So it's another hit piece on Uber that is completely unfounded.



It's completely founded. This article is about the issues of people that started out when Uber was giving out options.


The latest Uber investment rounds require that employees hold onto their shares for one year after going public.

This will prevent employees from flooding the market post-IPO and devaluing the stock.


It also prevents employees from realizing any value if the stock price drops in the first year.

EDIT: Nothing quite like watching the public stock price decline while you're in your lockup period.


Similar vein is getting acquired by a public company and watching your stock based retention packaged drop by 30% before the 1 year cliff hits.


Thats cost me north of a few million before ...


But the stock will be considered income in the IPO year and subject to withholding, right?

So some employees will work for a negative potentially six figure salary (100% withholding + 5-6 figures owed to the IRS) with no way to pay the IRS until they can sell the stock in the next year?

That can't be right. How does this work?


RSUs are "restricted" in the sense that employees do not own them until exercised, which defers the tax burden.

Typically, a portion of the RSUs are withheld to cover taxes when exercised.

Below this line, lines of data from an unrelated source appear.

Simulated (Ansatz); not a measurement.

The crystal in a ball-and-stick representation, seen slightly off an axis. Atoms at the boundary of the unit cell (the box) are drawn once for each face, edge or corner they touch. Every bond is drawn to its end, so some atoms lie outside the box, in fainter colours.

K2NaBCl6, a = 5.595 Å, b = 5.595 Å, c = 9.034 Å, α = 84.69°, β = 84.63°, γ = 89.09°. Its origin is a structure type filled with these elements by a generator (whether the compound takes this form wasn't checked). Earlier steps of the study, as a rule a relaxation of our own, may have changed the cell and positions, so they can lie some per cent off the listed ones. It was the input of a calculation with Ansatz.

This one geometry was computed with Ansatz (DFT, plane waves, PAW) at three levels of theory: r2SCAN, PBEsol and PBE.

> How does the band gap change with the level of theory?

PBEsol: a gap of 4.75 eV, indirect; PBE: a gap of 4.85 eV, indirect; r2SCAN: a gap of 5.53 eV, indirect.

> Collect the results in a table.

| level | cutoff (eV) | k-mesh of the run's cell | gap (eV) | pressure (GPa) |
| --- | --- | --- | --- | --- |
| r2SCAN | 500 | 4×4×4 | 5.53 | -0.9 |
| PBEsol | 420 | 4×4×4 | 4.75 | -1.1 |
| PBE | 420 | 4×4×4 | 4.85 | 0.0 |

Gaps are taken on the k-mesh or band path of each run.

You don't exercise RSUs. RSUs are taxable as they vest. At my company, a portion of your vesting RSUs are sold every time to pay the tax on them, unless you provide some cash to pay the tax.


Right, I am interested in whether they would do this during the lockup period. It would seem that if employees were contractually obligated to hold their positions, selling to cover taxes wouldn't be allowed.


You know, i've never really delved into the details of this, but i wonder if it's only required to be withheld, not sold. That is, uber could withhold the right number of shares, and is selling them itself or repurchasing them and paying out the FMV.

In any case, Uber has to pay the withholding, and i suspect they have no magic way around this.


What happens when private RSUs vest? Do companies withhold some RSUs and the government considers the tax bill paid by the withheld amount?


That depends on the stock plan agreement. One possibility is to make an IPO a vesting requirement. This guarantees a public market to sell them into.


Sure, but what about the lockup period between IPO and actual liquidity?


RSU's are sold at vest to cover taxes.


But if Uber isn't yet public, and won't allow a market in its shares, who would one sell the shares TO to cover the tax?


RSU's are only restricted until vest. Once they vest, they are unrestricted stock. Uber cannot control what you do with that stock (or at least, i'm not familiar with any company that has done so, and not sure that it's legal to do so)


As long as they are private, they can put lots of restrictions on what can be done with shares. That's the point of the whole article. Ultimately, people are allowed to exercise their ISO's and turn them into shares, they just can't do anything with those shares -- Uber won't buy them, and won't allow you to sell them to anyone else!

I think the sibling post answered the question -- RSU's don't vest until the company goes public. So, instead of getting illiquid comp, you just get none until Uber is public.


ISO != RSU. They are different forms of restricted property, and when it comes to restricted stock, as i said, it's only restricted until vest. They can control when it vests, but even if they are private, they can't control what you do with restricted stock once it is vested, because it is then unrestricted stock, whether uber is private or not.


They actually can if they determine that you possess non-public information which could allow you to gain from the stock in a manner that can be considered "insider trading"

Typically this is only for short periods for higher-up people but it can affect "normal" engineers too (say you do a tech due diligence for an acquisition etc....)


Uber's RSUs have both a time condition and a "Uber goes public/Uber gets acquired" condition before they can vest.


Do other companies have this clause in place?


The latest unicorn rounds are redefining liquidity preferences. Wouldn't be surprised if there are others.

VCs want protection when valuing a company at $60B+. Employees are, unfortunately, last in line under the current RSU models.